Influenced by the cinematic works of Hiroshi Inagaki and Akira Kurosawa as well as Sergio Aragonés’ Groo the Wanderer, Usagi Yojimbo is violent without being visceral – humorous without being childish – tragic without sappy melodrama. Sakai explores themes like friendship, honor and Japanese folklore throughout this volume.

Whether drawing young Usagi skipping stones in a pond or a double-page spread of an ancient samurai battle, Sakai uses every panel to tell the story. Nothing is wasted!

In his introduction, Walt Simonson compares Stan Sakai’s work on Usagi Yojimbo to Carl Barks’ work on Donald Duck. It’s an astute observation beyond the obvious anthropomorphic similarities. Both artists take great care to service their stories first – building worlds and characters that readers read and re-read for decades.

Sakai’s work on this volume is a master class in storytelling. The book opens with a tale of young Usagi. He’s with Katsuichi-sensei, skipping pebbles in a pond. His sensei, who is meditating, chastises young Usagi and proceeds to tell him a story of a foolish woodcutter who loses his axe in a pond. Visually, Sakai plays a game with his readers, having the flashback panel structure mirror the present. Just as Usagi tossed pebbles into the pond, so too did the woodcutter – cursing the pond. In doing so, the woodcutter awakens the kami of the pond. The anger of the kami and annoyance of the sensei mirror each other. It is a game Sakai plays later (to great effect) in the titular story, “Traitors of the Earth.”

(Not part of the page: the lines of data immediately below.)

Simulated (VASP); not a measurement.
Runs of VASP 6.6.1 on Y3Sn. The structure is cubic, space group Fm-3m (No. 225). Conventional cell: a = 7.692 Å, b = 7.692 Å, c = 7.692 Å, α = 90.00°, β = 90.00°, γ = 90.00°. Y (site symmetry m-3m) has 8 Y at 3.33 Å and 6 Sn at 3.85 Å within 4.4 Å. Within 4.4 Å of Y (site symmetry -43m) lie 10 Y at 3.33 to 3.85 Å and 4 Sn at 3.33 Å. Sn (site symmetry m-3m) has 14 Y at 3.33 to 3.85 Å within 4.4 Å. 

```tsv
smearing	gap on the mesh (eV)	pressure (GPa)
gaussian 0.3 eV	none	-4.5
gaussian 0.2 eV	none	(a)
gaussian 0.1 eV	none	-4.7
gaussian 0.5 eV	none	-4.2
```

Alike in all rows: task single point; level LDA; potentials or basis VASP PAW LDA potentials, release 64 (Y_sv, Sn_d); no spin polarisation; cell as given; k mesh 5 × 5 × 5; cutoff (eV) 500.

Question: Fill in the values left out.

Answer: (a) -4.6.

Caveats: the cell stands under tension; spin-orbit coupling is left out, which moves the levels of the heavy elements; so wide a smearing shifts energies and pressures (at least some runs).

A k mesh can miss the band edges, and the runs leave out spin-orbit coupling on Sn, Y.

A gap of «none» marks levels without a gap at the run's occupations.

The story “A Place to Stay” begins with five panels of swords clashing and pained assassins. The panels transition to a three-quarter page splash of Usagi besieged by assassins. He’s on the run and he’s fighting for his life.

The final story in this collection has massive importance to Usagi’s overall narrative. He encounters an old friend – Masaki. Masaki is also a samurai who was under the command of Usagi’s former master, Lord Mifune. It’s a tale of Usagi and Masaki’s attempt to avenge Lord Mifune by assassinating Lord Hikiji. It’s an excellent one-issue tale that adds an important thread to Miyamoto Usagi’s tapestry.

In addition to the collected comic book stories, the Traitors of the Earth hardcover features extensive and fascinating supplemental material. Comics legend Walt Simonson provides an introduction that reminds readers just how important Usagi Yojimbo is to the comic book form. Stan Sakai’s story notes provide context for some of the folklore and design elements throughout the book. And as always, there’s a gorgeous cover gallery.

Usagi Yojimbo: Traitors of the Earth is everything that’s good about comics. This is the 26th volume of the series and it collects “Usagi and Kami of the Pond,” “Cut the Plum,” “Traitors of the Earth,” “What the Little Thief Heard,” “The Hidden Fortress,” “A Place to Stay,” and “The Death of Lord Hikiji.” It’s 176 pages of story plus the bonus features, which also include “Groo vs. Usagi: Who Would Win?”!

This hardcover is a joy for Usagi fans – whether they’ve just begun their journey or they’ve stood alongside the rabbit ronin for a long time.